How To Lose Friends & Alienate People is Simon Pegg’s first shot at mainstream romantic comedies and I think he does a great job. I just think the rest of the movie has problems. It’s funny but flawed.

Pegg stars as Sidney Young, a British celebrity journalist who crashes parties and tries to mingle among the celebs. But at the same time, bashes their lifestyle and exposing how shallow everyone is. He always gets thrown out of the parties or does something wrong. He catches his lucky break when renowned magazine editor Clayton Harding hires Sidney to write for his magazine in New York. He starts to become close with fellow employee Alison Olsen (Kirsten Dunst), who tries to help out Sidney by not getting fired with whatever he says or does. He also has a mission to sleep with newcomer actress and the hottest celebrity Sophie Maes (Megan Fox). Her publicist gives Sidney a chance to write a fluff piece about some hack director and then about Sophie. He has to decide whether to write the pieces and go against what he really believes or make it in the NYC and “get into the next room” like Clayton Harding talks about.

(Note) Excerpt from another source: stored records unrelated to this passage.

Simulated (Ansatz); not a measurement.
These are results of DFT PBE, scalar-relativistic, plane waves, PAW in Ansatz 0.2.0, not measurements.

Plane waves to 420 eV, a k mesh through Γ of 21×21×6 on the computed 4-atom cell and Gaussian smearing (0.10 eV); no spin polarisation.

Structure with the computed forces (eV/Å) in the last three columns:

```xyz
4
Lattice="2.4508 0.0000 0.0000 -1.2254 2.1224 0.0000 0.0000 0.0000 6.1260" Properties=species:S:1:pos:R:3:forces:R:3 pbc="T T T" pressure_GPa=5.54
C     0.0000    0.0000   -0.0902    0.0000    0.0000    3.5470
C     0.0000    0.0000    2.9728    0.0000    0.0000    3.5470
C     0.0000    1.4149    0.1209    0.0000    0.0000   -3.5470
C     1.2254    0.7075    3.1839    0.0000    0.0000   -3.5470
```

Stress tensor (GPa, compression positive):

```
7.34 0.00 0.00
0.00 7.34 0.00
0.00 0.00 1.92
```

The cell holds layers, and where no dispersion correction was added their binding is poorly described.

I thought the movie had some funny moments and I laughed out loud a few times. But felt it was missing something. Not sure what it was though. I guess Weide couldn’t figure out if How To Lose Friends & Alienate People was going to be a romantic comedy or just an office comedy. I thought that was the problem that left the viewers confused on what we were watching. I felt if it wasn’t for Simon Pegg, this movie wouldn’t have been that great. His character is obnoxious and annoying, which provides funny results. Kirsten Dunst was cute as Alison and Megan Fox was the eye candy. If I had to choose between the two, I wouldn’t know which one to choose. The rest of the cast was fine, but I guess I just had a problem with some of the story. I liked the movie but felt it was flawed in certain areas. It sort of reminded me a lot like The Devil Wears Prada. Someone not in the click, that gets in the click and their personality changes in the process. I like how it shows the shallowness and bullshit that goes into covering celebrities and working at a fancy magazine. At one point, Sidney gets offered to write a fluff article about a hack director. If that was me, I would have said no and not gonna have some publicist tell me what to write. No offense to the publicists that are reading this review right now haha.

The DVD features only include audio commentary tracks by Weide & Pegg, one with Weide only and a making-of featurette. If you want to call trailers extras, those are on here as well. The making-of featurette is your standard making-of that has interviews with the cast and crew. It’s not that special but it’s about 20 minutes long. Worth watching if you really care about this.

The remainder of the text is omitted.